Red Leadership Needed STRIKES SWEEP FRANCE; SAILORS BATTLE COPS
Wednesday, March 16, 2011 at 8:30PM
Challenge_Desafío

PARIS, March 10 — Strikes have erupted across France as workers continue their long tradition of downing tools and battling to resist the bosses’ cops.

Marseilles Port Shut

The SNCM ferry company workers, on strike for 40 days, and having blocked the north and south channels of Marseilles’ port, were attacked by up to 700 cops — six companies of riot police, plus members of the national police force and maritime gendarmes. They swung riot sticks and used tear gas, arresting 14 strikers.

But the sailors fought back, throwing bottles and turning hoses on the cops from one of the ferries the strikers have occupied. “They’re the ones who want a clash,” declared one sailor. “We’re going to defend ourselves.”

Now all the maritime unions have called for sailors to launch a national strike on March 17 against deregulation, a policy the shipowners have been using to push through layoff after layoff “in the name of free and unfettered competition.”

Solidarity

The police assault brought an immediate and massive reaction as all port workers in every trade and occupation struck in support of the SNCM sailors. The port workers said they would not return to work until “all police forces have left the port area.”

On March 9, dock workers refused to allow two ferries originally bound for the then-blocked port of Marseilles to dock in the port of Toulon. “We refuse to be a back-up and we don’t want to be considered as scabs by our fellow workers in Marseilles,” said union leader Kadda Zerga. The dockers only allowed passengers to disembark from the ferries.

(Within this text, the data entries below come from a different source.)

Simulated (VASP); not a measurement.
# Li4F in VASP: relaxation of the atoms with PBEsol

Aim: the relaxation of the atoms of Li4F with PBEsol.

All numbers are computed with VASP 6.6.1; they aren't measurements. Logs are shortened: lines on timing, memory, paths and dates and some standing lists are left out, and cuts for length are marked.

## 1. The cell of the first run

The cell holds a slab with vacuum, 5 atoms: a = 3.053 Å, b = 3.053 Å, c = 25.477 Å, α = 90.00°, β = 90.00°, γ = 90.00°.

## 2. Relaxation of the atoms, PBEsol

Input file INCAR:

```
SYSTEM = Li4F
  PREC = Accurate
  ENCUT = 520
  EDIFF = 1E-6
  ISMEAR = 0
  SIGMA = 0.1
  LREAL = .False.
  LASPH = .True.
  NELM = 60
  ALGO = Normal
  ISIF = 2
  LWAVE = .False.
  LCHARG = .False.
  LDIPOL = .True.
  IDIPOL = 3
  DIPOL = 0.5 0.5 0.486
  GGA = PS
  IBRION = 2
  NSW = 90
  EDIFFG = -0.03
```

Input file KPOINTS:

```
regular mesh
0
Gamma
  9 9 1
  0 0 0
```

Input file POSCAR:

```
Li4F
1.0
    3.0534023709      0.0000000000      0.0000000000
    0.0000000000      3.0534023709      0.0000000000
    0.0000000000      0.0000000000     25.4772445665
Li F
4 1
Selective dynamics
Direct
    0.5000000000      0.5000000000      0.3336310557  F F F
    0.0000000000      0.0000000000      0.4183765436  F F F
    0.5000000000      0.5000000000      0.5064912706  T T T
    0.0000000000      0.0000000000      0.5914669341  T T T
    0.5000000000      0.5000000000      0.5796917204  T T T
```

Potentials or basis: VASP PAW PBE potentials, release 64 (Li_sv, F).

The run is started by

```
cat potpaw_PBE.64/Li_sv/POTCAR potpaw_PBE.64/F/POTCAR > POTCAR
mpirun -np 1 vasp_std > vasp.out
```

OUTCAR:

The sailors are striking against company plans to reduce the number of ferry voyages between mainland France and Corsica, fearing this will lead to layoffs. Further strikes include:

  • Thirty-five hundred JC Decaux workers struck on March 8 to demand a minimum 100-euro-a-month pay raise (US$136), refusing the company offer of 1.4%. JC Decaux puts advertisements on a variety of billboards, bus stops, and in public transport. In 2010, its gross profit hit 173 million euros (US$235 million).

     • Strikes have hit the hugely profitable communications satellite producer Thales Alenja Space. Workers are demanding a 5% wage hike and equal pay for women workers, plus bonuses. Four hundred strikers blocked truck access to the Cannes factory and 800 blocked trucks from the Toulouse plant, preventing nitrogen deliveries.

     • Rolling strikes hit Manitowoc-Potain, a crane manufacturer in central France where wages have been frozen for years. The CGT union agreed to a 60-euro-a-month increase (US$82) but angry workers are threatening to walk out again for a higher pay hike.

     • Steelworkers in Dunkirk and Florange have engaged in rolling strikes against the Arcelor Mittal group, demanding a 45-euro-a-month wage hike US$61), double the company’s raise. Strikers blocked the Basse-Indre plant and organized shift-end stoppages at three other mills.

     • A 3½-day strike by Peugeot auto workers won better working conditions against speed-up, creating 23 additional fitters and forklift drivers on each shift and slowing the assembly line from 46 to 44 cars an hour.

     • Over 800 factory workers, engineers and technicians have been on strike since January 13 against Cézus-Aréva, world leader in the zirconium market, a metal used to isolate nuclear fuel in nuclear reactors. They’re demanding a bonus equal to 1% of the gross annual wage plus a pay increase triple the company’s offer of 1.1%.

     • A five-day strike beginning January 26 by workers at MBF Technologies forced the company — owned by one of the main auto subcontractors making aluminum castings — to abandon layoff plans and legal proceedings to expel the workers from the plant; agree to keep the factory operating; not to end the 35-hour week; pay workers for the five days they were on strike; open wage negotiations; and not file legal action against any strikers.

     • At the Spanish-owned Europac factory which makes paper and cardboard in Saint-Etienne du Rouvray, 160 workers struck for a 4% pay hike, a 75-euro bonus and against a two-tier wage system paying lower wages to new hires.

     • Over 1,000 Thales Communications workers in the northern Paris suburb of Colombes, voted to strike on March 9 at a general assembly held on a freeway off-ramp, demanding re-opening of wage negotiations. From 5:30 A.M. demonstrators blocked access to the plant. Actions spread to Thales factories in outlying areas. The company designs and makes information and communications systems for the military market.

     • Nine hundred auto parts workers at the Valeo plant in Issoire in southern France staged a work stoppage on March 8 to back up demands for higher wages in annual contract negotiations. It turned into a one-day strike, with pickets at the plant entrance. The Issoire plant makes electrical components for automobiles and auto engines.

A union leaflet protested that, “Workers are supposed to tighten their belts and be happy with crumbs, when 1.20 euros per share are to be paid…to shareholders…of a little over 78 million shares.” The company’s 2010 gross profit was half a billon dollars.

Without communist leadership to turn workers’ fighting spirit towards revolution, the fascists plan to turn it into the dead-ends of racism and nationalism. The fascist National Front announced today it’s establishing an “association for the defense of workers.” Belying that, the fascists condemned the striking unions as “anti-democratic and repressive.”

These strike actions demonstrate that workers’ militancy remains intact here, despite defeat in last year’s fight to stop the government from upping the retirement age. The only way to get off the treadmill of fighting for wage hikes that capitalism inevitably takes away is to turn that militancy into a commitment to fight for communism.